At first sight parachute plants, which have cone-shaped flowers (see picture) decorated inside with needlelike inward-pointing hairs, look as though they might be carnivorous themselves. They are not, though they come close to it. Insects that enter a parachute-plant flower fall into a pit of pollen and cannot escape past the needle-hairs until the flower begins to wilt—by which time they are thoroughly covered in the stuff.

That raises the question of why those insects go inside in the first place, for parachute-plant flowers do not smell of any of the conventional odours, sweet or rank, that plants employ to attract attention. To answer that, the two researchers asked themselves two other questions: exactly which insects do parachute flowers attract and what volatile chemicals, if any, do those flowers produce?

By collecting the victims of many wild parachute plants Dr Dötterl and Ms Heiduk discovered that most of the trapped insects were flies of the genus Desmometopa, a group with a predilection for sucking up vital fluids that leak out of honey bees as their bodies are pierced by the fangs of spiders. Meanwhile, collecting chemicals given off by the flowers and running them through a gas chromatograph showed a combination of four molecules—2-heptanone, geraniol, 2-nonanol and (E)-2-octenyl acetate—previously unknown in plants. When Dr Dötterl and Ms Heiduk caught some foraging bees, stuck them in test tubes and poked them with the tip of a glass pipette to mimic a spider attack, the bees produced exactly these four compounds. And when the two researchers set traps containing the four chemicals out in the wild, they instantly attracted a goodly haul of Desmometopa.

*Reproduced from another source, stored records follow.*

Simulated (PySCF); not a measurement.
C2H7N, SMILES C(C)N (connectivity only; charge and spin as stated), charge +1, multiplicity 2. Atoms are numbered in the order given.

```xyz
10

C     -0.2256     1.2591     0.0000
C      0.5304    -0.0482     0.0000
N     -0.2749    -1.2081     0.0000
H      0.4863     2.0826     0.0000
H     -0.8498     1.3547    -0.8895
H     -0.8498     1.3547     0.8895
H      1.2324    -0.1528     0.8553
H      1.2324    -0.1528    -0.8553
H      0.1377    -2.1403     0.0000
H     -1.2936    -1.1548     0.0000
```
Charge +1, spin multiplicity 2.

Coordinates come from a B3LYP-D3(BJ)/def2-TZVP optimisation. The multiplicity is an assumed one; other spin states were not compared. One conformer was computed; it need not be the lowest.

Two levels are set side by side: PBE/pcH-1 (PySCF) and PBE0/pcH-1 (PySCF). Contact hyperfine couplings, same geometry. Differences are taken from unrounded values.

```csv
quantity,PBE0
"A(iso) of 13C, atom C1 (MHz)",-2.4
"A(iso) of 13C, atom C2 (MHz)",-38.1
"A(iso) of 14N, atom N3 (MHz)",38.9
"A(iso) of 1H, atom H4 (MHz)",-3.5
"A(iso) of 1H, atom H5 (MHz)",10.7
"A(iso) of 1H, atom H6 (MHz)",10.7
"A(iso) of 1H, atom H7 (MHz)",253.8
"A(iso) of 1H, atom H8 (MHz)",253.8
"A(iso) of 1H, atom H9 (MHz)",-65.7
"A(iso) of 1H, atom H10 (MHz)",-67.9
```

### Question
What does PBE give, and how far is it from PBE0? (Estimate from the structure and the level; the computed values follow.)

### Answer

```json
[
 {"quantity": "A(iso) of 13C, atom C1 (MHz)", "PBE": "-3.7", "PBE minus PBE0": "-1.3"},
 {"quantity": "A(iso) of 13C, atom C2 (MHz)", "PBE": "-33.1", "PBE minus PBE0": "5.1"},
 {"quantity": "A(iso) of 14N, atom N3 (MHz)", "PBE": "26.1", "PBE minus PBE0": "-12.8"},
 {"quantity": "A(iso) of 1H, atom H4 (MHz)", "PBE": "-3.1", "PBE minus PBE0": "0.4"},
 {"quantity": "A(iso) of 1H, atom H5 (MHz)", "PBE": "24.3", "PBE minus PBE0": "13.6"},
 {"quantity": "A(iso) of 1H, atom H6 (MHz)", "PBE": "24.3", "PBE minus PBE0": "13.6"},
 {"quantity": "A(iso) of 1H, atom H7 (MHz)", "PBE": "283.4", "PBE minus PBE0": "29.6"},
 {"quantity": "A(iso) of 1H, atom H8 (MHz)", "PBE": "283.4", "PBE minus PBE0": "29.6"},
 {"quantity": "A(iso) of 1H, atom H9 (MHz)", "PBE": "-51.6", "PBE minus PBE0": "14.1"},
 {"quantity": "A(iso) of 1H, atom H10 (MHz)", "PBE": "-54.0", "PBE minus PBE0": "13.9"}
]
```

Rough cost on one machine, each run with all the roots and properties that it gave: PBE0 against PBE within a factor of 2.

An examination of past apiological research showed that the compounds in question are already known to students of bees. The insects’ mandible glands produce 2-heptanone when they are attempting to bite predators, and this chemical has a debilitating effect on such threats to the hive as predatory moth larvae and mites. The other three compounds, meanwhile, are signal molecules released by bees fighting for their lives, to notify colony members of the danger. Together, then, these four substances are a good indication of a honey bee in the sort of trouble that is a dinner gong to Desmometopa. That parachute plants have evolved to mimic this gong is yet another example of the deceptive power of plants.